The National Association of Securities Dealers today announced that it has fined Raymond James Financial Services Inc. US$2.75 million for failing to maintain an adequate supervisory system to oversee the sales activities of over 1,000 producing branch managers.

In a related action, NASD permanently barred one of those branch managers for recommending unsuitable mutual fund and variable annuity purchases to elderly or retirement age customers, and making misleading statements to customers in correspondence. The regulator said that RJFS failed to detect these sales practice abuses because of deficiencies in its supervisory system. RJFS also failed to have an adequate system in place to properly supervise sales of variable annuities, it said.

Neither the firm nor the former manager admitted or denied the charges, but consented to the entry of NASD’s findings.

“RJFS’s supervisory system was inadequate because it allowed producing branch managers to supervise themselves, said James Shorris, NASD’s executive vice president and head of enforcement. “This flawed supervisory system created a situation where the unsuitable sales of variable annuities and risky mutual funds to elderly and risk-averse customers went undetected.”

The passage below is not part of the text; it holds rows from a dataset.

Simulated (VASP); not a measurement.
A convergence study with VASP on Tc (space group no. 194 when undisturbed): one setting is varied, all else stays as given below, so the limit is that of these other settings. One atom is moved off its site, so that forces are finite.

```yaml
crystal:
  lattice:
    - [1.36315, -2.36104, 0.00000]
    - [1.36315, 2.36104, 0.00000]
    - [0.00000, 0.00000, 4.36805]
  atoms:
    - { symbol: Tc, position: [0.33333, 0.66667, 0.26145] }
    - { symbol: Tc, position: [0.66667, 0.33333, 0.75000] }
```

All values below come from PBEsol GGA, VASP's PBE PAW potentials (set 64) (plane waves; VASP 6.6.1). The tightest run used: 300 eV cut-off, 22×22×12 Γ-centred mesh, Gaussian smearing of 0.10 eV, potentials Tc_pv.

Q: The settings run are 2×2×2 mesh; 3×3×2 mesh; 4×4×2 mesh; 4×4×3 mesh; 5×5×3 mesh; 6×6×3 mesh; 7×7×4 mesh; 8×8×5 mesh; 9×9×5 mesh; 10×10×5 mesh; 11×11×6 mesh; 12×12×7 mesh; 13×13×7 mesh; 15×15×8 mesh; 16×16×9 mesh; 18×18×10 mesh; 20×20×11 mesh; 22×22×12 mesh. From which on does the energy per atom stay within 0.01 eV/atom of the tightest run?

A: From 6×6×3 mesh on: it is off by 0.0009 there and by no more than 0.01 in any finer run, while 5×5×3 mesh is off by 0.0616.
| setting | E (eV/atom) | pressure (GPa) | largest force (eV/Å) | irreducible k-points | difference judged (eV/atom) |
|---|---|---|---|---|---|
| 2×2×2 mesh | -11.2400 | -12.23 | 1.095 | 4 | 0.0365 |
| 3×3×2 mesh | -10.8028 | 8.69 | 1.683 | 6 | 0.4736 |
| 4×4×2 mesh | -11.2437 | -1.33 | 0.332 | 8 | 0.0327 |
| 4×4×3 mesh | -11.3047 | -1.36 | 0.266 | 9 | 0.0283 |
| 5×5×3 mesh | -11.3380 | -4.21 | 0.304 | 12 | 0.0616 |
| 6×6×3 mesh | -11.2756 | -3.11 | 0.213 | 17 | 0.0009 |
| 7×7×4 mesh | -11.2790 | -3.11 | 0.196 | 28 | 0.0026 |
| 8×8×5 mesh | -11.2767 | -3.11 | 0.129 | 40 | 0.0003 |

>From early 2000 through September 2004, RJFS employed over 1,100 producing managers, most of whom worked in small, geographically dispersed offices. These branch managers were allowed to act as the primary supervisors of their own business activities. They approved their own transactions, opened and accepted new accounts, and reviewed their own correspondence.

The firm relied on an electronic transaction surveillance system maintained by its compliance department, and a series of exception reports, to flag transactions that required further review. It also assigned supervisory responsibility for these 1,100 branch managers to three sales managers. The activities commonly associated with daily supervision, however, were conducted by the branch managers, who in many cases, in effect, supervised themselves, the NASD said. By permitting these principals to engage in self-supervision, RJFS’s supervisory system was not reasonably designed to achieve compliance with securities rules and regulations, it found.

The NASD also found additional supervisory deficiencies at RJFS. The firm failed to maintain an adequate system and written procedures to reasonably supervise sales of variable annuities, and it also found deficiencies in the firm’s branch audit program, and found that RJFS failed to maintain certain books and records.